Friday, March 04, 2005

Campaign Finance Reform

I'll admit it - I used to think campaign finance reform was a good idea. Well, the odds are that McCain-Feingold will be expanded to cover the internet, including bloggers. So blogging about a candidate will actually be a contribution to their campaign...scary. As usual, fafblog has the best satire regarding the issue:
Campaign finance reform is coming to the internet, and the Medium Lobster must say it's long overdue. No longer will bloggers simply be able to freely link to a candidate's website, or wildly and irresponsibly endorse one politician's views over another, or corrupt the democratic process with an overpowering onslaught of HTML-borne free speech. Thanks to John McCain, Russ Feingold and U.S. District Court judge Colleen Kollar-Kotelly, political speech on the internet will be as the Founding Fathers always wished it would be: bottled up and controlled.

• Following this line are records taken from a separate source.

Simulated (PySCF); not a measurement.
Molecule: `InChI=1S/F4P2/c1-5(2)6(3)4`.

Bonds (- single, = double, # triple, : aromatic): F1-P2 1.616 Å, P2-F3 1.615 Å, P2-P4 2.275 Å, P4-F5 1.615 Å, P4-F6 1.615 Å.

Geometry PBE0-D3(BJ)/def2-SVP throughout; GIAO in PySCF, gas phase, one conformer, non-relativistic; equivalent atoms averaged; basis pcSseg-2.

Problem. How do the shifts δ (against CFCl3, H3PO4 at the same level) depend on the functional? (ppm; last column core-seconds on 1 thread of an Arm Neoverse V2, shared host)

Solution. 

The Medium Lobster's one complaint is that the judge's ruling doesn't go far enough. Certainly the excesses of the blogosphere will now be held in place, but how can there be true campaign reform when the spoken word goes unchecked? Every day, millions of Americans make unchecked and unregulated political contributions by making political endorsements on sophisticated verbal logs - or "verblogs," if you will - comprised of billions of currently untracked sound waves transmitted through the atmosphere. Until these words are properly tracked, counted, and restricted by the FEC according to the arbitrary limits of McCain-Feingold, American democracy will forever remain a prisoner of Big Speech.